Machine Learning Project

Nizar Belhassan

Abstract

There is a significant need for companies to analyze fast-growing data to answer certain demand and interests. This includes estimating situations, creating new business strategies, and decision making. In this project, we are going to analyze open data from BIXI using Scikit-learn. In the following paragraphs we discuss and interpret the results from three techniques learned in this course, mainly, Decision Trees, Random Forest, and K-means clustering.

Introduction

Bike-sharing systems are becoming increasingly popular in urban areas. Montreal’s bike sharing system, Bixi, first appeared in 2009. It was later exported to other cities in the world such as New York and Toronto. Bixi’s challenge today is to ensure the best service level for their users, which includes availability of bikes throughout the city. Vehicles have caused a polluted environment and many traffics. Therefore, many cities are encouraging their citizens to bike instead of driving. This will encourage a greener, healthier environment and limit the number of vehicles on the road due to the concerns over traffic congestion, pollution, and climate change.

In order to achieve maximum availability for clients, we needed to analyse the traffic in the city at any given time. Therefore, we used Bixi’s data to analyze the main objective which is to predict the number of bikes on the road in Montréal for a given hour on any day of the year based on the weather forecast such as rain/snow. Through the analysis, we discovered how factors such as temperature and precipitation influence the ridership volume and how ridership varies in and between neighborhoods.

In regards to the related work, there are many other projects made on the analysis of the Bixi dataset. One of the projects that were found is How does weather impact bike traffic in Montreal?. This project shows how the weather affects the usage of Bixi bikes and the cyclists.

Materials and Methods

Dataset

The datasets that were used for this task were Bixi’s open data and weather history open data. The BIXI dataset contains 8 datasets for the year 2019. These datasets included descriptive data of every BIXI trip for each month (april to october) and a list of locations of BIXI stations (GPS coordinates). The weather history dataset was gathered from the Government of Canada’s historical climate data which consisted of descriptive data of the daily/hourly weather of the year 2019 including temperature, precipitation, degree days, relative humidity, wind speed etc.

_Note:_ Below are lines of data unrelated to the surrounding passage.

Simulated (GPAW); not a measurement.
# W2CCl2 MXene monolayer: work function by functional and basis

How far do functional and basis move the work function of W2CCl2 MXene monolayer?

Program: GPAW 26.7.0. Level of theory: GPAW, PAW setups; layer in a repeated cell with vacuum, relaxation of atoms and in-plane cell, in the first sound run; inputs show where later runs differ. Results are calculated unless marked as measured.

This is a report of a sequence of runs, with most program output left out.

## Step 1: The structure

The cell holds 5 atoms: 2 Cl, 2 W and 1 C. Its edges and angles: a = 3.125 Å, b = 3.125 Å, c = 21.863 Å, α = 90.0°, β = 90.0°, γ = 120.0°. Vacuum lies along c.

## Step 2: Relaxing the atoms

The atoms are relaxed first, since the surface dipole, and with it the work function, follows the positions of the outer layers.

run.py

In the Bixi dataset, each row corresponded to a single user’s trip. We analyzed and combined the exact start and end dates and times of Bixi trips in Montréal into Hour, Weekday, and Month using numerical imputation and date extraction techniques. Furthermore, the column for volume of trips was constructed by iterating through all the trips. For the weather data, dictionaries were constructed in which the key was a date along with time for temperature in 2019, and the corresponding value was the respective weather metric of that dictionary. We then matched each trip to its weather conditions by start date and time. At the end, there were only six predictors: Temperature, Total Rain (mm), Total Snow (cm), Hour, Weekday, Month. These predictors were analyzed against the trip volume which we consider our natural dataset.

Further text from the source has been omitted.